Throughout high school, I published my own comic book, called Splash Comics, which was made up of four separate ongoing stories. I made the lowest grades in school that I could without having to retake the classes, so that I could spend more time with my first true love: drawing. I always took my sketchbook everywhere, drawing all the time, studying nature, and other people. Comic books became one of my only friends. I guess you could say I was almost a Peter Parker type, aside from the fact that I played drums in a punk band. I had always dreamed of becoming a professional comic book artist by the time I was 23, and at the time that I write this, I am almost 27. I have accomplished part of my goal, at least: I have become a comic book artist. Not exactly professionally, since the amount of money I spend on my creations outweigh the amount I make off of them. But, writing and drawing comics has become one of the most rewarding things I have ever done, regardless of how much money I make.

      I met my wife Jennie when I was in a band, playing drums in bars and small nightclubs in the area where I live. We became good friends for many years, and eventually fell in love and started dating. She has been very supportive of the fact that I am spend a lot of time doing things that are related to my comic book. I have a 2-year old daughter named Mya, who has taught me more about life than I can even put into words. She is a bundle of joy, a little devil who can transform into an angel as soon as she knows she is guilty of something, and little machine of destruction when the situation calls for it.

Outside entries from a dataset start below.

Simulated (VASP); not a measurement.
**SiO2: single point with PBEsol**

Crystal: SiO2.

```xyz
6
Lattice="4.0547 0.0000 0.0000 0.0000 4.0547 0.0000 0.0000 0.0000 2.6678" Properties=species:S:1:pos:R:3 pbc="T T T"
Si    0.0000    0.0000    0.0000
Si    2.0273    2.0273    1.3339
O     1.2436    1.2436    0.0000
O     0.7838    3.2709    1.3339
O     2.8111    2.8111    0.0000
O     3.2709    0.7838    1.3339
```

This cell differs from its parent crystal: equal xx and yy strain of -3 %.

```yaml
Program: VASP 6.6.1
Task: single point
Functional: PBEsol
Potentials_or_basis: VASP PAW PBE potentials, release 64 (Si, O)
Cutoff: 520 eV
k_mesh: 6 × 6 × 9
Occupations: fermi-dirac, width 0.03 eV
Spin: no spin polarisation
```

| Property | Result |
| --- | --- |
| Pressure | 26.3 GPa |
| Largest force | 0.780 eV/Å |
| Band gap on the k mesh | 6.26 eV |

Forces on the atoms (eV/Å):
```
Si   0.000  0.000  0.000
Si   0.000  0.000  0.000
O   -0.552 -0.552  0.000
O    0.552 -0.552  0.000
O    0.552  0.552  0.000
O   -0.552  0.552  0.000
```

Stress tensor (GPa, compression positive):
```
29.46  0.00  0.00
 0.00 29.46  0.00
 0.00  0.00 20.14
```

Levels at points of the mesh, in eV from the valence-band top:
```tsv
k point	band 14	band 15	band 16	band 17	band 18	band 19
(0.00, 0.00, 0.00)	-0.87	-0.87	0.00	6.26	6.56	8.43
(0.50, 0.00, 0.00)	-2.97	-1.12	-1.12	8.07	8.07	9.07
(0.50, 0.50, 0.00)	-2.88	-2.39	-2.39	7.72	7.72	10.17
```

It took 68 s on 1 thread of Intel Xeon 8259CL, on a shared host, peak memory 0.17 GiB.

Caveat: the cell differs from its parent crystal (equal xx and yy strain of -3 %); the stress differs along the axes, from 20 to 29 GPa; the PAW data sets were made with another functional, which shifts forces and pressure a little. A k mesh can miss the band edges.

      I became interested in comic books when I was in the 3rd grade, when my uncle gave me a stack of 15 or 20 comics, and I immediately fell in love. I sampled a lot of the mainstream comics such as Batman, X-Men and such, but the one that really caught my interest was Teenage Mutant Ninja Turtles, which at the time, was quite the underground comic. My cousins and I used to like to read them and want to learn ninja moves, so we went out and got us some kung-fu books and practiced on each other. We also made swords out of tree limbs and sparred. At the beginning of the 4th grade, my school shut down, and I had to change schools. I pretty much got separated from my all of my friends, so I always took comic books to school to read and keep me company. In the 7th grade, I created my first real character-Superdog! (And his faithful sidekick, Superpup.) My cousins also added on to the ongoing saga of Superdog and created Superbeagle, Superdog's cousin.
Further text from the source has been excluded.